The interest of novelty, the dislike of mental effort, the temptation to read merely for a mild sensation,—all these undoubtedly tend to keep down the level of literary taste. To many readers of good average ability, neither the esthetic nor the purely intellectual makes a strong appeal. Even minds of fine quality often find a welcome diversion in trivial reading. In fact, to expect every one and at all times to have his mind keyed up to the higher levels is neither sincere nor reasonable. And yet, making due allowance for intellectual limitations, for the busy and distracting conditions of modern life, and for the real need of light reading at times when recreation is of more value than instruction, it would seem that a fair proportion of our reading could and should be on a higher plane.

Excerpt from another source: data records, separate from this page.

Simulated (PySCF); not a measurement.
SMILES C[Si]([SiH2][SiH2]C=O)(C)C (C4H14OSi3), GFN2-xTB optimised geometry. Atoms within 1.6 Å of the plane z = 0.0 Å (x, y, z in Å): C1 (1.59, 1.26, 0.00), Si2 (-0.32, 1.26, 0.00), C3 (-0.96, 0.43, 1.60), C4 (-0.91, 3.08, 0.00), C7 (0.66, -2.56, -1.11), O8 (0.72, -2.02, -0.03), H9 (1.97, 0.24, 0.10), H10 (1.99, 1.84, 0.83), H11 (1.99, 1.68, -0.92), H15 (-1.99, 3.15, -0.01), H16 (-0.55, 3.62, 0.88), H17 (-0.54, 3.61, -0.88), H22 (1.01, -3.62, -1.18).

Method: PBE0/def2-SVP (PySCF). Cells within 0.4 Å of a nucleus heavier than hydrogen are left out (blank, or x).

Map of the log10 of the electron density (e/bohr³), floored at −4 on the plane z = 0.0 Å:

To put it on this high plane is one of the fixed objects of the school. For this end the schools have given English an important place, have broadened the list of recommended books year by year, and have sought to improve the method of teaching literature. Especially have they hoped to create in the pupil the habit of reading good books and of discovering new material on his own initiative. Thus far their success has fallen much below their hopes, as the testimony of librarians, adduced above, plainly indicates.

There is one significant fact which both librarians and teachers have observed. The average reader, child or adult, seldom knows how or where to find things to read. He is lost in a library, whether among the book-shelves or at a card-catalogue. He is like a traveler who is ignorant of the geography of the country and cannot use the compass. And worse still, he has not the explorer's instinct. If he possessed this, he would somehow find his way himself,—a thing which occasionally happens when the reader has more than usual ability. Between the covers of those books, turning to him their uncommunicative backs, behind those labels—to him so unexpressive—there may be passages, whole chapters or more, that would give him entertainment, if he only knew!

To introduce him to an author may be to give him a new friend. Introductions need not imply long and intimate companionship. This author may hold him for half an hour, and never again; that one may claim his attention for a day; and another may come to rank as one of his old friends. In each case the acquaintance may depend upon the fact of an introduction, and not upon the reader's own initiative in discovery. More than the acquaintances thus made, is the sense of at-homeness among books which they gradually bring about. We all know that feeling of the unreality of a book of which we have merely heard the title, and how soon we forget it. A book that we have seen and handled, however, and especially one which we have read or from which we have seen a passage quoted in another volume, is somehow real,—an entity. Through continued experiences of this sort we come to feel really acquainted with books, to know where to find the things we are looking for, to judge and appreciate,—in brief, to feel at home among them.

It is as a series of such introductions to the larger world of literature that this volume has been compiled. Some of the selections are from books whose titles are already familiar to high school students; many others are from sources that few pupils will know. All of them, it is confidently believed, are within the interest and comprehension of boys and girls of high school age. The notes and questions at the end of each selection will, it is hoped, be of some help to the students in getting at the author's meaning, and in suggesting interesting topics for discussion. If, after finishing the Short Stories and Selections, a few more students will have formed the habit of good reading and will feel, not merely willing, but eager, to enlarge their acquaintance among good books, this volume has accomplished its purpose.

EMILIE K. BAKER

SHORT STORIES AND SELECTIONS

A LEAF IN THE STORM

Bernadou clung to his home with a dogged devotion. He would not go from it to fight unless compelled, but for it he would have fought like a lion. His love for his country was only an indefinite shadowy existence that was not clear to him; he could not save a land that he had never seen, a capital that was only to him as an empty name; nor could he comprehend the danger that his nation ran; nor could he desire to go forth and spend his lifeblood in defence of things unknown to him. He was only a peasant, and he could not read nor greatly understand. But affection for his birthplace was a passion with him,—mute indeed, but deep-seated as an oak. For his birthplace he would have struggled as a man can struggle only when supreme love as well as duty nerves his arm. Neither he nor Reine Allix could see that a man's duty might lie from home, but in that home both were alike ready to dare anything and to suffer everything. It was a narrow form of patriotism, yet it had nobleness, endurance, and patience in it; in song it has been oftentimes deified as heroism, but in modern warfare it is punished as the blackest crime.

So Bernadou tarried in his cottage till he should be called, keeping watch by night over the safety of his village and by day doing all he could to aid the deserted wives and mothers of the place by tilling their ground for them and by tending such poor cattle as were left in their desolate fields. He and Margot and Reine Allix, between them, fed many mouths that would otherwise have been closed in death by famine, and denied themselves all except the barest and most meagre subsistence, that they might give away the little they possessed.